Hess: US crude exports could counter Russia in 90 days
WASHINGTON — The United States could give Europe and Ukraine relief from energy dependence on Russia within months if it overturned the 40-year ban on most U.S. crude oil exports, the head of energy company Hess Corp. said on Thursday.
“There’s something we can do today to help our allies now, and that’s give the green light to crude exports,” Chief Executive Officer John Hess said at the Center for Strategic and International Studies, a Washington-based think tank.
He estimated that Europe and Ukraine could get relief from volatile oil prices in 90 days if the ban was overturned.
Concern about Europe’s dependence on Russian energy has risen after President Vladimir Putin’s government annexed the Crimean peninsula.
Europe gets 30 percent of its crude oil supply from Russia, and has been hesitant to impose sanctions on Moscow for the invasion of Ukraine. In addition, Russia has hiked prices for natural gas it sells to Ukraine.
U.S. exports of natural gas could also help diversify energy supplies in Europe, but not substantially for about four years as billions of dollars worth of infrastructure needs to be built before shipments can start.
As one of the largest drillers in North Dakota’s Bakken region, Hess could benefit from a lifting of the ban on crude exports, which the federal government implemented after the Arab oil embargo in the early 1970s. Hess is spending about half of its $5.8 billion energy exploration and production budget this year on drilling shale resources, mostly in the Bakken.

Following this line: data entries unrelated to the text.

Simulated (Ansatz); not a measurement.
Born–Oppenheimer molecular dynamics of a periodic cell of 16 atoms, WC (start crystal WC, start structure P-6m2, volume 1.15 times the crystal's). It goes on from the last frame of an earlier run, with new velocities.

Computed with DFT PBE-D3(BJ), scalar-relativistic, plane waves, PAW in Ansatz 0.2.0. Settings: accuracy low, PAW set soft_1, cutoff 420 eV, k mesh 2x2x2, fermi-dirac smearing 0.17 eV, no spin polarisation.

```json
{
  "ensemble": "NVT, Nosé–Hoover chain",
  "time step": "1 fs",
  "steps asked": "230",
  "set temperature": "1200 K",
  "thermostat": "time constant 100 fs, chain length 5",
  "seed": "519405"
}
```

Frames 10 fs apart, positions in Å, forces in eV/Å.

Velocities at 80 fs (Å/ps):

Pressure is growing on the Obama administration to overturn the ban, but analysts say there is little chance he will do so in a midterm election year. There is no major legislation to reverse the ban, as lawmakers are hesitant to support a measure that could later be blamed for raising motor fuel prices.
Hess played down the notion that reversing the ban could raise gasoline prices, saying that prices are set on global futures markets and that the United States already exports millions of barrels per day of oil products.
Zbigniew Brzezinski, who was national security adviser to former President Jimmy Carter, said sending U.S. crude to Europe could be a “good and practical” idea to diversify its energy supply from Russia.
But he cautioned against the idea, popular among many U.S. politicians, that surplus oil and gas from the U.S. energy boom could be used as tool to address wide geopolitical issues.
“I’m not sure how transformative it’s going to be, I think there’s enormous potential, but ... there are still considerable areas of uncertainty,” Brzezinski said.
Strife in the Middle East and rapid developments in cyber warfare are two issues that could overshadow the U.S. energy revolution, he said.